In the United States, Black cultural expressions of democratic life that operate within specific historical-local contexts, yet reflect a shared set of sociocultural mores, have been historically crowded out of the law and policymaking process. Instead of democratic cultural discourse occurring within an open and neutral marketplace of ideas, the discursive production and consumption of democratic culture in American politics has been rivalrous. Such rivalry too often enables dominant White supremacist cultural beliefs, values, and practices to exercise their hegemony upon law’s production and meaning. The result has been tragedy for politically disempowered and socioeconomically excluded communities.
This Article uses the origin story of hip-hop music to advance this thesis, making three claims about law and culture. First, it argues that cultural theories of poverty and crime (embedded with racial stereotypes and cultural biases) shaped the political response to the growth of Black urban ghettos in New York City during the 1970s and 1980s. Second, via a textual analysis of Grandmaster Flash & The Furious Five’s 1982 hip-hop song The Message, this Article contends that early hip-hop cultural views of democratic life were in rivalry with the dominant cultural discourse of conservative politicians and leading public intellectuals. Third, this Article breaks new ground by conceptualizing the socioeconomic inequities that plague Black urban ghettos as “tragedies of the cultural commons.” Building upon Garrett Hardin’s famous Tragedy of the Commons allegory, this framing employs the concept of the commons to illuminate how racism can mold the symbiotic relationship between law and democratic culture.

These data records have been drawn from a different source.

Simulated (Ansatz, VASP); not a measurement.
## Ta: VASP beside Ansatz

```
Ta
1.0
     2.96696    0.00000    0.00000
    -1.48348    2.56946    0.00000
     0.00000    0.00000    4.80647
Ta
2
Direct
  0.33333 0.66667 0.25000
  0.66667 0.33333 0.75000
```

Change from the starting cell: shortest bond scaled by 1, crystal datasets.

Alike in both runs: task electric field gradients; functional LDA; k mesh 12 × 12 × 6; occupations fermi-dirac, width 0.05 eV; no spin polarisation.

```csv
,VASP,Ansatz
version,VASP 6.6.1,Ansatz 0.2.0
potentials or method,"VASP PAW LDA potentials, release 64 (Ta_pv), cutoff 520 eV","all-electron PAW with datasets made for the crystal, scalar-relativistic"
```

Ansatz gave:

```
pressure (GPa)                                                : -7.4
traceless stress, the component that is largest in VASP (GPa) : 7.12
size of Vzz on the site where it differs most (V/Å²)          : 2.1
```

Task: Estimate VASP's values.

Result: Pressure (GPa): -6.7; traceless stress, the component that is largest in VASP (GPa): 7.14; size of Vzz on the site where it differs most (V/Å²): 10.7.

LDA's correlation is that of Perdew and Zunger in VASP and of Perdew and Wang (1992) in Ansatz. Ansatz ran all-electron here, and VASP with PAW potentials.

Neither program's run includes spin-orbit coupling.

Taken together, this Article’s critical legal history of the rise of early hip-hop culture suggests that if law is in fact both constitutive of and constituted by dominant cultural views, then in the United States, Black cultural expressions of democratic life have historically labored under the hegemonic rivalry of a White supremacist vision of law and order. Further, hip-hop culture emerges as a counter-cultural vision of democratic life—an example of what Sheila R. Foster calls “urban collective action” or what Lisa T. Alexander calls “cultural collective efficacy.” If racial injustice in America is indeed the byproduct of law’s flawed empire, then perhaps reforming law’s empire demands a reconstruction of the democratic cultural commons.
Etienne Toussaint, Tragedies of the Cultural Commons, 110 Ca. L. Rev. 1777 (2022).